THE government have been feeling generous with your money again. They have just given the go-ahead for Drax to fit carbon capture technology (CCS) to their wood burning power plant in North Yorkshire. They are also expected to extend the subsidy agreement which already rakes in £700million a year for Drax and is due to expire in 2027.
The idea is that the carbon dioxide emitted from burning all those trees will be captured and piped into storage somewhere under the North Sea, in theory making it carbon negative. All to meet our Net Zero targets, of course.
Unfortunately this will cost money, an awful lot of it. And guess what, you and I will have to pay for it all through our electricity bills. Ember, the energy analyst company, estimates that the total subsidy each year will add up to £1.7 billion, £42 billion over the lifetime of the plant.
This only covers the operating costs of the plant, not the multi-billion capital costs involved, which will also require some form of subsidy. Operating costs for CCS are much higher because it is an energy-intensive process. When added to a biomass plant it would consume some of the heat from the burning of the biomass that would otherwise be used to generate electricity. This means that to produce the same amount of electricity more wood would need to be burnt.
Even environmentalists are furious with the plans. They have long complained that burning wood pellets at Drax destroys virgin forests in North America. Moreover CCS technology is unproven at scale, and is unlikely to remove all the carbon dioxide even if it does work.

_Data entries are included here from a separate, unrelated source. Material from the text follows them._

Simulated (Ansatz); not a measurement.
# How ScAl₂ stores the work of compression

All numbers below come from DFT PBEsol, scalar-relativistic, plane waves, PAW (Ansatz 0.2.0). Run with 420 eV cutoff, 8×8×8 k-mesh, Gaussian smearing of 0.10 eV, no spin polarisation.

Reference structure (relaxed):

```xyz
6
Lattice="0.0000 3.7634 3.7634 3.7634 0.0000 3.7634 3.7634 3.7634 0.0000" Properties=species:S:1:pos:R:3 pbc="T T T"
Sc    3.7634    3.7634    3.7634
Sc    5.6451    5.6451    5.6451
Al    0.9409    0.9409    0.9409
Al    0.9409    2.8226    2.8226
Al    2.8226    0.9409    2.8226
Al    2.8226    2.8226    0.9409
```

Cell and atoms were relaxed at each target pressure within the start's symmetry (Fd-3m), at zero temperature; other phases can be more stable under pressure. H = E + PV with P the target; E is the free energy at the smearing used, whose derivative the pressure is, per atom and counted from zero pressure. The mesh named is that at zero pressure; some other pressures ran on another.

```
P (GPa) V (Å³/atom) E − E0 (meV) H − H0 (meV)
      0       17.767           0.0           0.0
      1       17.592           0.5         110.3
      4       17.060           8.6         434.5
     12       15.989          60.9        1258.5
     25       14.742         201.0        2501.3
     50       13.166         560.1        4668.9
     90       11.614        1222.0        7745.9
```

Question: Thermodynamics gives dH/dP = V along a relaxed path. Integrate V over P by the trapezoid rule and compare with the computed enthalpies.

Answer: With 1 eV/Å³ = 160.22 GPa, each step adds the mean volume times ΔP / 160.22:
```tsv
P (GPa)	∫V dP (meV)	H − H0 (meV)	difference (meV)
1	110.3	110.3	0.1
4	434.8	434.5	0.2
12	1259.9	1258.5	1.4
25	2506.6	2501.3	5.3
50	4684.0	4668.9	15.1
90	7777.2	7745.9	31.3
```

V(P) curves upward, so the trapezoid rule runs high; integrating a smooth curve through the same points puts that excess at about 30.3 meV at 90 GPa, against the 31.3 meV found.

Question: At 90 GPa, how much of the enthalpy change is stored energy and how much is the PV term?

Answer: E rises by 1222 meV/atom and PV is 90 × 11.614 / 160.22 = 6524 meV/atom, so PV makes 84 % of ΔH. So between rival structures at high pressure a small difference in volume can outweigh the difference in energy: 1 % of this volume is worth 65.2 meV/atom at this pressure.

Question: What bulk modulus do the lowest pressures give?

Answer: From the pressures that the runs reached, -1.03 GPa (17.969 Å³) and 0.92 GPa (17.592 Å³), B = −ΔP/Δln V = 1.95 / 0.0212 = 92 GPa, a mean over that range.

Burning wood is also bad from an air pollution point of view; much worse than coal in fact.
At best Drax might cut its emissions of CO2 by 8million tonnes a year, 2 per cent of the UK’s total. Is that really worth spending £40billion for?
Don’t be fooled by 99mph wind claims
THE Met Office have been up to their tricks again! The media has been awash with claims that Storm Isha brought 99mph winds, based on Met Office reporting.
This time the claim was based on data from Brizlee Wood in Northumberland. Brizlee is no ordinary wood: it is an RAF radar station at the top of an 820ft hill in the middle of the Alnwick Moors, itself a highly exposed area.
Brizlee Wood
As usual, winds at the mountainous and clifftop sites favoured by the Met Office bear no relationship to the rest of the country. A few miles away, at the seaside village of Boulmer, average wind speeds were just 34mph.
Every time we get windy weather, the Met Office report only the places with the strongest gusts. This time, in addition to Brizlee, they listed Capel Curig (half way up a mountain in Snowdonia), the Needles, Shap (800ft) and Salsburgh ( a village at 900ft in the Lanarkshire hills).
Most of these high-altitude stations have been operational only since the 1990s, around the time that automatic weather stations began to appear. Brizlee was opened in 2021, so it is hardly surprising we have never heard of 99mph winds in Northumberland before.
Until a few years ago, the Met Office’s monthly weather reports regularly presented wind speeds in places where people lived. In January 1993, as an example, they told of 89mph in Glasgow, 83mph in Edinburgh and 94mph in Leeds. They did not feel the need to exaggerate winds by using weather stations totally unrepresentative of the rest of the country.
Their motivation is clear. They want people to believe our weather is becoming more extreme. They even wheeled out one of their meteorologists on BBC Radio 5 on Monday to claim that the ‘more intense’ storms the UK is experiencing are caused by climate change.
Instead of peddling falsehoods, maybe she should have said that storms in this country were much more intense in the 1980s and 90s, as the Met Office’s own State of the Climate confirmed last year: ‘The most recent two decades have seen fewer occurrences of max gust speeds above these thresholds [40/50/60 kts] than during the previous decades, particularly comparing the period before and after 2000. This earlier period [before 2000] also included among the most severe storms experienced in the UK in the observational records including the “Burns Day Storm” of 25 January 1990, the “Boxing Day Storm” of 26 December 1998 and the “Great Storm” of 16 October 1987. Any comparison of storms is complex as it depends on severity, spatial extent and duration. Storm Eunice [in 2022] was the most severe storm to affect England and Wales since February 2014, but even so, these storms of the 1980s and 1990s were very much more severe.’
Yes, Isha was probably the strongest storm of the winter. But the public are entitled to all of the facts from the Met Office, not just their propaganda.
It’s cold and there’s no wind . . .
GUESS what? It gets cold in Canada during the winter! And when it gets cold, the wind often drops, as Alberta found out to its cost a couple of weeks ago. While demand increased, wind power collapsed to virtually nothing, generating just 1 per cent of the province’s electricity. Needless to say, their thousands of solar panels were supplying not a single KW in the early evening.
As power supply became tight, the Alberta Electric System Operator issued a critical emergency alert, urging Albertans to reduce electricity use to minimise potential cuts across the province. The appeal worked, and the grid survived without the rolling blackouts that may have been necessary otherwise. Fortunately Alberta was still able to get 88 per cent of its power from fossil fuels.
I have said this before, and I will say it again. If politicians get their way and shut down all coal and gas generation, people will die in their thousands.